I'm having an issue where the template url reversal is escaping colon and parenthetical characters. I want these characters to remain unescaped in the anchor tag's href attribute. It used to behave this way when I was in django 1.3, but upgrading to 1.6, I notice that this does not behave as I want.
What I have:
surt = 'http://(gov/'
browse_domain = 'gov'
... in template ...
<a href="{% url 'nomination.views.url_surt' project.project_slug surt %}">{{ browse_domain }}</a>
This yields:
<a href="/nomination/eth2008/surt/http%3A//%28gov/">gov</a>
As you can see, the colon :
and left parenthetical (
characters are being escaped in the url href attribute. I don't want that.
What I want:
surt = 'http://(gov/'
browse_domain = 'Gov'
... in template ...
<a href="{% url 'nomination.views.url_surt' project.project_slug surt %}">{{ browse_domain }}</a>
This yields:
<a href="/nomination/eth2008/surt/http://(gov/">gov</a>
Anyone know how to keep these characters from escaping when I'm reversing URLs in my anchor tag?
NOTE: The below answer is wrong. urllib.quote(safe=':()') will indeed keep those safe characters unescaped. Something else is happening in django to cause this problem and I still don't know where it is.
In Django 1.6, any url reversal in the template will first pass through iri_to_uri()

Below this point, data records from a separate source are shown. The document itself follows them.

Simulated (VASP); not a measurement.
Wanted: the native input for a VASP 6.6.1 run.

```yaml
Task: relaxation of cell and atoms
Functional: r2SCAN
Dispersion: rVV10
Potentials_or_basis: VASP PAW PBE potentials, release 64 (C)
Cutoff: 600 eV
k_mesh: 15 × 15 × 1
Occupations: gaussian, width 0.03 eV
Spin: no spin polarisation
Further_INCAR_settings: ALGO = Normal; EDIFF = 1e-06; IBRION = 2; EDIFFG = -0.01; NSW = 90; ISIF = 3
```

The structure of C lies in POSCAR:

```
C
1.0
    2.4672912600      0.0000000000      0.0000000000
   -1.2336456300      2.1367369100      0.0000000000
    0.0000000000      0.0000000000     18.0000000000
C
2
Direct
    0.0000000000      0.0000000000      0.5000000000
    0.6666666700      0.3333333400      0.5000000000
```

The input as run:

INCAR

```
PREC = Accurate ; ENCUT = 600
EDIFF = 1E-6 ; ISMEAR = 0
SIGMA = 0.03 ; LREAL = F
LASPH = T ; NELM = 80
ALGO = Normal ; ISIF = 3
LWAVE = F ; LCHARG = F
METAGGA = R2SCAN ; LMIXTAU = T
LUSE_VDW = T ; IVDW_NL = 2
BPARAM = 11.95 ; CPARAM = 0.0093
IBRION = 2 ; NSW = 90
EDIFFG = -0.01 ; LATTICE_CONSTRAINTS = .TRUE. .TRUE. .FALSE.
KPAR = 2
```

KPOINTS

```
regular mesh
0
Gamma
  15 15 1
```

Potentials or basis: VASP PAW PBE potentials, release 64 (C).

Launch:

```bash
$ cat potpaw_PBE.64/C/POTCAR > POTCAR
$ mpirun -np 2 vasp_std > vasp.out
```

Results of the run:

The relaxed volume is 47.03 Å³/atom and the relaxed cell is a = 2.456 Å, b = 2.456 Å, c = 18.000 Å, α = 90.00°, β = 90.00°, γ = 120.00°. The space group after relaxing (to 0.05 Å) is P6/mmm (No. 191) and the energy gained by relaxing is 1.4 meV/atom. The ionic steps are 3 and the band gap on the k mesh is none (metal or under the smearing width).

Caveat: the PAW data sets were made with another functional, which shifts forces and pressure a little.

before it is rendered to HTML.
There is no override for this in the template call to url reverse {% url %}
as-is.
Notice this bit of italicized text detailing the change.
This is iri_to_uri()
def iri_to_uri(iri):
"""
Convert an Internationalized Resource Identifier (IRI) portion to a URI
portion that is suitable for inclusion in a URL.
This is the algorithm from section 3.1 of RFC 3987. However, since we are
assuming input is either UTF-8 or unicode already, we can simplify things a
little from the full method.
Returns an ASCII string containing the encoded result.
"""
# The list of safe characters here is constructed from the "reserved" and
# "unreserved" characters specified in sections 2.2 and 2.3 of RFC 3986:
# reserved = gen-delims / sub-delims
# gen-delims = ":" / "/" / "?" / "#" / "[" / "]" / "@"
# sub-delims = "!" / "$" / "&" / "'" / "(" / ")"
# / "*" / "+" / "," / ";" / "="
# unreserved = ALPHA / DIGIT / "-" / "." / "_" / "~"
# Of the unreserved characters, urllib.quote already considers all but
# the ~ safe.
# The % character is also added to the list of safe characters here, as the
# end of section 3.1 of RFC 3987 specifically mentions that % must not be
# converted.
if iri is None:
return iri
return urllib.quote(smart_str(iri), safe="/#%[]=:;$&()+,!?*@'~")
At first glance, this might look like :
, (
, and )
are safe from escaped hex-encoding because they are passed as 'safe' to urllib.quote()
:
_safe_map = {}
for i, c in zip(xrange(256), str(bytearray(xrange(256)))):
_safe_map[c] = c if (i < 128 and c in always_safe) else '%{:02X}'.format(i)
_safe_quoters = {}
def quote(s, safe='/'):
# fastpath
if not s:
if s is None:
raise TypeError('None object cannot be quoted')
return s
cachekey = (safe, always_safe)
try:
(quoter, safe) = _safe_quoters[cachekey]
except KeyError:
safe_map = _safe_map.copy()
safe_map.update([(c, c) for c in safe])
quoter = safe_map.__getitem__
safe = always_safe + safe
_safe_quoters[cachekey] = (quoter, safe)
if not s.rstrip(safe):
return s
return ''.join(map(quoter, s))
If you step through the actual urllib.quote()
method as shown above, 'safe' actually means that those characters will be escaped/quoted. Initially, I thought 'safe' meant 'safe-from-quoting'. It caused me a great deal of confusion. I guess they instead mean, 'safe' as 'safe-in-terms-of-sections-2.2-and-2.3-of-RFC-3986'. Perhaps a more elaborately named keyword argument would be prudent, but then again, there's a whole cornucopia of things I find awkward regarding urllib
. ಠ_ಠ
After much research, and due to the fact that we don't want to modify Django core methods, our team decided to do some hacky url-construction in the template (the very kind Django docs strongly eschew). It's not perfect, but it works for our use case.